Sunday, May 11, 2008

Driving Fast


DAVID GREENBERGER: What's the fastest you've ever driven?
ROSE DWYER: I'm a speedster. I'll find myself sort of dreamin' and I'll discover I'm goin' really fast and I have to stop and think about it, because at my age I could lose my license.
HELEN PETTEYS: I go fast enough to get there safely.
CAROLYN HARTWELL: I keep within the speed limit, David. When it says thirty, I go thirty – especially in the village because they're right on your tail.
DAVID: If it said eighty, would you go eighty?
CAROLYN: No, I'd still stay at fifty-five. It might be I'd creep up to sixty, then I'd have to slow down, go back to fifty-five.
DAVID: Rita, what's the fastest you've ever driven?
RITA BUTLER: I don't know, probably seventy or eighty. We went to Cape Cod and they had a lot of construction and we found ourselves going some way and going in to Boston. We got so far and we stopped and asked a man and he said we were on the turnpike. So my cousin wanted to know how we would get off and he says, "You can't, not until the end of it." We were on the two lane where we would get off and they were goin' seventy or eighty miles per hour on the turnpike, through the tunnel. And I was the one who was doing the driving!
DAVID: Did you love the speed?
RITA: I didn't love the speed. I had to watch what I was doing.
DAVID: That's the way it is with driving.
RITA: I have to go get my hair done. Helen Petteys is driving me. I don't drive anymore, I gave up my license. I'm eighty-six.
DAVID: Do you miss the speed?
RITA: (laughs) No! When it says thirty, i go thirty. When it says forty, I go forty. When it says sixty-five, I go sixty-five. Well, I used to. I just gave up driving. That's all you're going to get out of me today.
CAROLYN: Be nice to him!
RITA: I am, I'm nice to David. I'm nice to you, aren't I?
CAROLYN: I think it was last week I saw him out on the street and we talked.
RITA: I see him and blow the horn.
CAROLYN: Oh, I wouldn't want to startle him!
RITA: I have to go now.
(Helen walks over to Rita an helps her up from her chair)
RITA: I have oxygen constantly.

DAVID: What's the fastest you ever drove?
RAY BROCKWAY: Oh, I wouldn't know, probably eighty, ninety, when you get on the Northway or somethin' like that – only on the major highways. I go thirty in town.
ROSE DWYER: I try to drive the speed limit on the highway.
RAY: I drive fifty-five and everybody goes right by me.

DAVID: Do you like to drive fast?
BURDETTE BUCKLEY: No, but women do! Once in a while you get the speed up and don't realize it. No, I like to stay within the speed limit.

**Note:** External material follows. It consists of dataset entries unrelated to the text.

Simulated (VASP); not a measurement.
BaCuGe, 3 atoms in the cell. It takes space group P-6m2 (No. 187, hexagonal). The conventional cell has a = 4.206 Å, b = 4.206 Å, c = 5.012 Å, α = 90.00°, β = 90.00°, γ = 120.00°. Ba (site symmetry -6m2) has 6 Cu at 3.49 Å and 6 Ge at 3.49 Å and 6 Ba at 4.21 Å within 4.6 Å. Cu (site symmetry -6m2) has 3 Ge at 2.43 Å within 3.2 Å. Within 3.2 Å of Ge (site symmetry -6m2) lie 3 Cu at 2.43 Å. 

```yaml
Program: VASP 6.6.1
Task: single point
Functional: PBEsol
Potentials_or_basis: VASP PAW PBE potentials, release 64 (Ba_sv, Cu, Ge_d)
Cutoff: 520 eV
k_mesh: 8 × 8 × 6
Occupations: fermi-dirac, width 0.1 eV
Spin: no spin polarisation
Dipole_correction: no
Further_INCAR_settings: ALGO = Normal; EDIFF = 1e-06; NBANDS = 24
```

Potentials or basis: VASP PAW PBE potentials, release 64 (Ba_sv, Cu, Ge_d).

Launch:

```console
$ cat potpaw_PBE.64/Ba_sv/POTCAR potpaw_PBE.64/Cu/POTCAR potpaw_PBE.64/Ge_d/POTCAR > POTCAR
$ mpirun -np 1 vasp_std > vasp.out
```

DAVID: What's the fastest you ever drove?
JERRI TITUS: Sixty. I'm a slow driver. No speeding tickets.
DAVID: Do you like to be in a fast car?
JERRI: No, I get nervous. When I'm in my daughters' cars, they drive fast and I almost put my foot through the floor.

EDNA FELT: I've driven sixty, if i knew nobody was looking. That's not too often. I usually go forty and they go around me 'cause I'm driving too slow.
HELEN SHERIDAN: I'm still driving.
DAVID: What's the fastest you ever drove?
HELEN: That's a long time ago. that's a long, long time ago.
DAVID: How fast was it?
HELEN: Eighty.
DAVID: Alright!
HELEN: We had a car that if you stepped on the gas it'd be goin' eighty within the length of the car! That was power. That's the way it was, but it got so it used as much gas as it did mileage.
DAVID: Florence, what's the fastest you ever drove?
FLORENCE PERRY: (laughs)
CAROLYN HARTWELL: You'll love this! (laughs)
FLORENCE: Do you mean in the village or on the Illinois and Indiana turnpike?
CAROLYN: (still laughing) Whatever!
FLORENCE: I'd say eighty-five, to get away from the truckers. When you get one on either side of you, you want to get away from them. Sometimes my foot gets a little heavy, too.
DAVID: Do you like the speed?
CAROLYN: (laughs) You get where you wanna go!
FLORENCE: It depends on who's watching how fast I go. (laughs)
HELEN: It depends on what kind of car you're driving. You need the power.
FLORENCE: In the village I go the limit.
DAVID: Thanks, I just needed some stories about speed.
FLORENCE: You mean L.S.D.? (laughs)
EDNA: You're a jokester!
FLORENCE: Well, he said speed! (laughs)

DAVID: What's the fastest you ever drove?
JERRY ST. CLAIR: Mostly on a motorcycle at that time, about a hundred-ten. That was on a motorcycle, headin' north. And that was back close to sixty years ago. I drove a car once as fast as it would go, it was an emergency. I had the pedal right to the floor and it went about ninety-five. My wife cut her head and it was an emergency. I had to get her to the doctor, she was bleedin' pretty good. that was quite a while ago, too. She's still got a scar on her head from it. I've got a lot of experience with automobiles.

(from issue #2 of the online magazine The Precipice, October, 2003. The same issue also included my answer to a question that was posed to me - see below. The photo above is of me with Angus T. Jones (Jake on the TV show "Two and a Half Men"), pretending to be driving fast in a parked car, November, 2005 in Venice, CA.)

THE PRECIPICE: What is your favorite method of transportation?
DAVID: I walk quite a bit to get around in the village where I live, sometimes going days without driving anywhere. Many other villagers just know me as the guy they see walking to and fro. That said, walking is of limited use to get to many other places I like and do other things I do. So driving a car is actually my favorite. (is walking even really a transportation method? It's more like the default setting, the free space in bingo.) However, to really have it be my favorite it'd have to be a better car than our sad set of wheels. Trains are nice, but the romantic allure of it supercedes the reality. And there's flying, there's something wonderful about falling asleep on a plane. Actually, my favorite part of flying is that time after I'm checked but still with a comfortable amount of time before departure. Security check done, I'm at my most relaxed. I have very little with me, usually a book and I buy a magazine and it's the only time I'm completely removed from my usual scrambling around. This of course changes once boarding begins. But I suppose what I'm refering to there is not the transporation that I'm responding to, but the absence of any responsibilities before being transported.